×
Community Blog PolarDB-X Best Practice Series (9): N Ingenious Uses for the TABLE_DETAIL View

PolarDB-X Best Practice Series (9): N Ingenious Uses for the TABLE_DETAIL View

This article demonstrates several common use cases by using specific examples.

By Mengshi

The PolarDB-X INFORMATION_SCHEMA database contains an extremely useful view named TABLE_DETAIL.

Introduction to the TABLE_DETAIL view:

  1. Each partition corresponds to a single record. For example, if a database has 32 tables, and each table has 16 partitions and 4 subpartitions (partition by... partitions 16 subpartition by... partitions 4), the database has 32 × 16 × 4 = 2,048 records.
  2. Global indexes are also partitioned. Therefore, each partition of a global index also corresponds to a record.
  3. A table with only one record is a singleton table.
  4. A broadcast table has a conceptual "partition" on each data node, so the number of records in a broadcast table is typically equal to the number of data nodes. Exception: The Locality attribute may be used to restrict some databases to specific data nodes.

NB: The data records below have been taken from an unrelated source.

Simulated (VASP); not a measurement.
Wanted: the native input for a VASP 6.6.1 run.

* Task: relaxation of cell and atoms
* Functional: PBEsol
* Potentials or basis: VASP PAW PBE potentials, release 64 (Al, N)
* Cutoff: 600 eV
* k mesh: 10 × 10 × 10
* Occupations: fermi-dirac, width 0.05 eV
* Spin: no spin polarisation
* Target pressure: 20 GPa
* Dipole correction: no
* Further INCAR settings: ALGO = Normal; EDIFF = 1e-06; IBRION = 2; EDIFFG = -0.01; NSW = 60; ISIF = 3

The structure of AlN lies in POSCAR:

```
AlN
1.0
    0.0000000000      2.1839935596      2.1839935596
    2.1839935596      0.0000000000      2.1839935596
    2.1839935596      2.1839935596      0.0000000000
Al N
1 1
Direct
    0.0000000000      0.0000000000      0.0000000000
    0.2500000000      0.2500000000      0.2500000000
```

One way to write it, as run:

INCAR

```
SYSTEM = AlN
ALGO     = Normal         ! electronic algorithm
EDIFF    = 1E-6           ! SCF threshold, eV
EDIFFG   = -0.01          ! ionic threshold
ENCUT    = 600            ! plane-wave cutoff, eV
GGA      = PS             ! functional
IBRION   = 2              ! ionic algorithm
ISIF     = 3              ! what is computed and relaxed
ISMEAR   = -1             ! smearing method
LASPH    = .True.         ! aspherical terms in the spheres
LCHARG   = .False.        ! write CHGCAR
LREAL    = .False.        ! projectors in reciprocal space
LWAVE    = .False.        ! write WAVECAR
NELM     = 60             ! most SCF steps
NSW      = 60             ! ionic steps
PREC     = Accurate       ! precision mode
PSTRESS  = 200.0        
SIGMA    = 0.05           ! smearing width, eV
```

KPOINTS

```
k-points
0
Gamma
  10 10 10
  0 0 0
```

Some key fields in the TABLE_DETAIL view are listed as follows:

  1. DATA_LENGTH, INDEX_LENGTH, and DATA_FREE: The sum of these three fields (SUM(DATA_LENGTH + INDEX_LENGTH + DATA_FREE)) represents the space occupied by a partition, in bytes.
  2. TABLE_ROWS: the estimated number of rows in the partition.
  3. STORAGE_INST_ID: the instance ID of the corresponding data node.
  4. SCHEMA_NAME and TABLE_NAME: the database name and table name.
  5. INDEX_NAME: the name of a global index for its partitions.
  6. Additional fields will be introduced in the following examples.

By applying various aggregate functions and using the GROUP BY clause on different fields, this view can provide a wealth of information. This article will demonstrate several common use cases by using specific examples.

Calculate Table Sizes to Find the Largest Tables

By using GROUP BY on TABLE_NAME, you can aggregate data at the table level. In this example, you can view the total data volume of each table, and by sorting the results, you can identify which tables occupy the most space in the current instance.

Of course, you can also add filter conditions to the WHERE clause, such as by database name (TABLE_SCHEMA) or table name (TABLE_NAME), to view the data distribution at a finer granularity.

SELECT 
    SUM(DATA_LENGTH + INDEX_LENGTH + DATA_FREE) / (1024 * 1024 * 1024) AS `DATA_SIZE(GB)`, 
    TABLE_NAME
FROM 
    INFORMATION_SCHEMA.TABLE_DETAIL
GROUP BY 
    TABLE_NAME
ORDER BY 
    `DATA_SIZE(GB)` DESC;

Check for Data Imbalance among Data Nodes and Find the Largest Data Nodes

SELECT 
    SUM(DATA_LENGTH + INDEX_LENGTH + DATA_FREE) / (1024 * 1024 * 1024) AS `DATA_SIZE(GB)`, 
    STORAGE_INST_ID
FROM 
    INFORMATION_SCHEMA.TABLE_DETAIL
GROUP BY 
    STORAGE_INST_ID
ORDER BY 
    `DATA_SIZE(GB)` DESC;

By changing the aggregation field to STORAGE_INST_ID, you can calculate the size of each data node. This makes it easy to identify data skew issues among data nodes.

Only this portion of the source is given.